I am not a big fan of Satellite centers, and you are partially correct. There are a few holes in your argument though.
The satellite centers are a joke, and they dont save UPS any money. In theory, they are saving the deadheading time....but in reality they are simply shifting the cost to other areas that IE is oblivious to;
Actually they also save an extra driver to eliminate some, not all but some overtime.
1. They have to pay rent to a business for the space to park and secure the truck(s)
Nope, most one car sats do not have a building and the company pays very little, if anything, to park the Sat drivers car inside the fense of a customer in the area. In some locals the Sat driver lives in the town where the meet point is and keeps his package car there.
2. They have to install a trailer hitch on a car, obtain or reaasign a pup trailer, and pay the pup driver .25 an hour more.

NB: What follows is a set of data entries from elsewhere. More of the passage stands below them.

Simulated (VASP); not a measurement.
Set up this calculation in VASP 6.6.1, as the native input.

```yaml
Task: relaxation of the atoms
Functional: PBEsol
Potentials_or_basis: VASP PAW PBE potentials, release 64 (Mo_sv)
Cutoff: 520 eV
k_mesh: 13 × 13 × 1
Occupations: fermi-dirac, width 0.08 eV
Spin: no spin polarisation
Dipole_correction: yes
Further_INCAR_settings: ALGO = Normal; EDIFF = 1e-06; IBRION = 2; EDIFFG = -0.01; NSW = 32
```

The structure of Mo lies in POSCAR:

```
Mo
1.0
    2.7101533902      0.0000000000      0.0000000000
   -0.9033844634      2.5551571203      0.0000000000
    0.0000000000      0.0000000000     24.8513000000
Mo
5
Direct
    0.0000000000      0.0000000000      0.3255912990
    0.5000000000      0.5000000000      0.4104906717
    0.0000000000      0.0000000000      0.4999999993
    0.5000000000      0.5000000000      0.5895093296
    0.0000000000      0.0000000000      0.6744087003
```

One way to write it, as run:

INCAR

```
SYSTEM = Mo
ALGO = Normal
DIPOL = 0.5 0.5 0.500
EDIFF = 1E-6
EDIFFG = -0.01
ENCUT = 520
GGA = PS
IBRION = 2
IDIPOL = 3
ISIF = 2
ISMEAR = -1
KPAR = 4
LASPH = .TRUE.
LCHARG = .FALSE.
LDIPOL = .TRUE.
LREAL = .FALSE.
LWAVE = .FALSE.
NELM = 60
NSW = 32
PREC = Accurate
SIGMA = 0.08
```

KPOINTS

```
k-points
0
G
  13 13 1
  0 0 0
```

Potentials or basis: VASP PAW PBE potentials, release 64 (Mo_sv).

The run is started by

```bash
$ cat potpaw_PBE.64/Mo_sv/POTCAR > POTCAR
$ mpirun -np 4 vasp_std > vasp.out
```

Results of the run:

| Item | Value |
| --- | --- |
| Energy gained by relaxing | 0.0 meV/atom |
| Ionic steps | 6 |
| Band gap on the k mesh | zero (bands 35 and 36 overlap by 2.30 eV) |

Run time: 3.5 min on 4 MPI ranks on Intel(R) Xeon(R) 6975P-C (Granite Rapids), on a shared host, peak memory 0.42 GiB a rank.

The cost of a hitch and a T500 traile are much less than that of the previously mentioned package car. The feed driver only gets paid the extra for what time he is actually pulling the trailer, in most cases an two hours per day if that long.
3. They are paying preload to load the trailer...then they are paying the driver to rehandle those same packages AGAIN when he loads his truck.
Most Sat drivers can get their car loaded within 30 minutes.
4. The driver who pulls the trailer cannot make service on all of his NDA pkgs since he must get rid of the trailer first. This means that someone else in his loop has to break off and add miles to service these packages.
Most feed drivers for Sat centers do not run committed air anyway, the extended routes don't usually have 10:30 commit times.
5. If the satellite drivers cant get all their stops off before the scheduled pull time for the trailer...they must go back out to finsh afterward.
That's why they don't start until around an hour after all regular drivers.(well, that and the fact that it takes them that long to get the feed to them) The satellite drivers in my center are averaging almost as many miles now as they did when their routes were in the building. I would say that in this case they may need to re-evaluate the trace on those routes.
6. They either need to pay an independent mechanic to service the trucks, or else shuttle them back and forth from the center for maintainence and repairs.
This is correct our center has to pay $300 a trip to have cars wreckered out and back.
7. When the bid satellite driver is on vacation,sick or injured, the cover driver is PAID for the time it takes him to drive from the building to the satellite location. This means that, for 6 to 8 weeks out of the year, UPS is still paying for the deadhead time that the satellite center was supposed to eliminate.
This is also true, however the cover driver usually gets a head start in the fact that he doesn't have to load his truck. That means that for 44-46 weeks they get whatever savings they perceive they are gaining.
The bottom line is that some genius from IE came up with the idea for satellite centers, and mandated that they be implemented whether they work or not. Since IE is never wrong, and its decisions can never be appealed or challenged, we are stuck with them. UPS pretends that they work simply by ignoring the data that conflicts with the reality that they want to see.
The replies that I posted here are from me voicing the same problems you just did.